Maybe we’re going to be deleting 1,000 rows rows at random from now on just before, or just after, we do the inserts – possibly with, or without, a commit in between. How would that affect any ideas we have about rebuilds ?
The fact that a rebuild of this index at this point in time gives a significant space saving doesn’t necessarily mean much in terms of the continued use and maintenance of the index. And just to show how potentially misleading this demonstration could be, let’s just repeat the load one more time, and see what the index looks like.
Here are two sets of results – one showing what happens on the next insert if you have rebuilt the index, the other showing what happens if you simply extend the test by one more cycle without rebuilding the index:
HEIGHT BLOCKS LF_BLKS LF_ROWS LF_ROWS_LEN PCT_USED ---------- ---------- ---------- ---------- ----------- ---------- 2 256 215 3000 3039000 87 -- rebuilt 2 512 432 4000 4052000 58 -- after next insert HEIGHT BLOCKS LF_BLKS LF_ROWS LF_ROWS_LEN PCT_USED ---------- ---------- ---------- ---------- ----------- ---------- 2 384 320 3000 3039000 59 -- not rebuilt 2 512 413 4000 4052000 61 -- after next insert
Not only is the “final” index larger because you rebuilt it part way through the test – to get to that larger state you have done 217 index leaf blocks splits as you inserted the data, compared to 93 index leaf block splits in the case where you didn’t rebuild the index. As a rough guideline, that’s about 4.5MB of extra redo log generated (trivial in absolute terms, but a significant fraction of the total redo generated).

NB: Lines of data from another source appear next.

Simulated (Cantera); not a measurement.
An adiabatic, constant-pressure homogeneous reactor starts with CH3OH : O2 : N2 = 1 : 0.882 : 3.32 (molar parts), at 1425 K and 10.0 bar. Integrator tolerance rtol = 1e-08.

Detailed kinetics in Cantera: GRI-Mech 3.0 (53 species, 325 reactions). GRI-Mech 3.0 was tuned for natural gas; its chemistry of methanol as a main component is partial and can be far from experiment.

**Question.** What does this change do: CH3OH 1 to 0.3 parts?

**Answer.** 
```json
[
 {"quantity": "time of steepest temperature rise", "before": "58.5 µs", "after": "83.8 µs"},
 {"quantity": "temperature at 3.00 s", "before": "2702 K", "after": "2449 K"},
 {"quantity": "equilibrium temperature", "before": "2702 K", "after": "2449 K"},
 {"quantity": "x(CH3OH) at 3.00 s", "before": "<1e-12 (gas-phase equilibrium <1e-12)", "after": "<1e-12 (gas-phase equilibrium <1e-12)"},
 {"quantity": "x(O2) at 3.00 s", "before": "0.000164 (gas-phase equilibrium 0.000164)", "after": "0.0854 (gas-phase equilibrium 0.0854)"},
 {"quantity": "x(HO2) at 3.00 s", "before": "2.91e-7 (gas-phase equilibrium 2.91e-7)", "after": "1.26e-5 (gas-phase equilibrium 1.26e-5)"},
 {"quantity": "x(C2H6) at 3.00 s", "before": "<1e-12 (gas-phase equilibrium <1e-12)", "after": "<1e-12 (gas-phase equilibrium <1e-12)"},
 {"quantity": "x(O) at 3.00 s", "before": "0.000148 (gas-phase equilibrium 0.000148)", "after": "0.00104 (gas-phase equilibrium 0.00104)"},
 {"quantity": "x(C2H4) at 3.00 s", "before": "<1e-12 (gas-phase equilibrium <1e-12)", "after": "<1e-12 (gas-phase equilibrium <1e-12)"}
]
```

To me, the importance of the original demonstration is not that it shows us an index that gets smaller when we rebuild it, its importance lies in the fact that it reminds us that we have to think carefully about how well our tests represent real scenarios.
A couple of days ago I found several referrals coming in from a question about indexing on the Russian Oracle Forum. Reading the thread I found a pointer to a comment I’d written for the Oracle-L list server a couple of years ago about Advanced Queueing and why you might find that it was necessary to rebuild the IOTs (index organized tables) that support AQ.
The queue tables are, of course, a perfect example of what I call the “FIFO” index so it’s not a surprise that they might need special consideration. Rather than rewrite the whole note I’ll just link to it from here. (One of the notes in the rest of the Oracle-L thread also points to MOS document 271855.1 which describes the whys and hows of rebuilding AQ tables.)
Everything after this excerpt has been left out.